An as-of-yet unidentified wallet-draining exploit has taken more than $10.5 million in nonfungible tokens (NFTs) and coins since December 2022 from experienced community members who were “reasonably secure.”
MetaMask developer Taylor Monahan brought the issue to light and said that at least 5,000 Ether (ETH) had been stolen, but also noted that the extent of the losses has not yet been determined. Monahan highlighted that “no one knows how” the exploit works yet.
For the past 48hrs I've been unwinding a massive wallet draining operation
— Tay (@tayvano_) April 18, 2023
I don't know how big it is but since Dec 2022 it's drained 5000+ ETH and ??? in tokens / NFTs / coins across 11+ chains.
Its rekt my friends & OGs who are reasonably secure.
No one knows how. pic.twitter.com/MafntG7RkP
Monahan also warned crypto veterans that the exploit is distinct from the typical phishing attempts or random scammers. It does not target newbies but rather focuses on those who are relatively experienced in safeguarding their digital assets.

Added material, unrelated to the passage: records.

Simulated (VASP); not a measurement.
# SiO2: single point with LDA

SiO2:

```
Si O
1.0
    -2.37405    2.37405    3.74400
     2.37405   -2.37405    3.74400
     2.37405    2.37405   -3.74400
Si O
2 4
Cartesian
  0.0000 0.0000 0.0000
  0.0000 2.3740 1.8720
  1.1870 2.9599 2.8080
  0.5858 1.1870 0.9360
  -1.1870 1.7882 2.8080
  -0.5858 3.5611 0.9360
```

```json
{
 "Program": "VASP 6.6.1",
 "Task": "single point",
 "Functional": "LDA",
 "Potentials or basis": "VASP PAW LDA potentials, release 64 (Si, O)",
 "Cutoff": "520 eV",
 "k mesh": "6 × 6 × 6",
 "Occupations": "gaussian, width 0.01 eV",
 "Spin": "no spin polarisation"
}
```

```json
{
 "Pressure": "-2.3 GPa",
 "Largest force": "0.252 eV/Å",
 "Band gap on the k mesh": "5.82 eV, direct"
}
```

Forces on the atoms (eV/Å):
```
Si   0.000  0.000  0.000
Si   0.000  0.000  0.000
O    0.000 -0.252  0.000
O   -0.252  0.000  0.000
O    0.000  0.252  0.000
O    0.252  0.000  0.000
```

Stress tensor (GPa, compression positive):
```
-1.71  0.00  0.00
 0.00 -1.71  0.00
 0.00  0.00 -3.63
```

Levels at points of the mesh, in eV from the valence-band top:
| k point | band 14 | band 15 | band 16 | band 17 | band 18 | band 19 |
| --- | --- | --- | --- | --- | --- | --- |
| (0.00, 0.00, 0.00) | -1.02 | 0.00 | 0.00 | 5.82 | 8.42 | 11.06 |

According to the developer, some of the exploit’s known features are that it targets keys created from 2014 to 2022 and users who are more “crypto native” — those with multiple addresses and who work within the space.
Because of this, the developer advised those with their assets connected to a single private key to migrate their funds, split up their assets or get a hardware wallet.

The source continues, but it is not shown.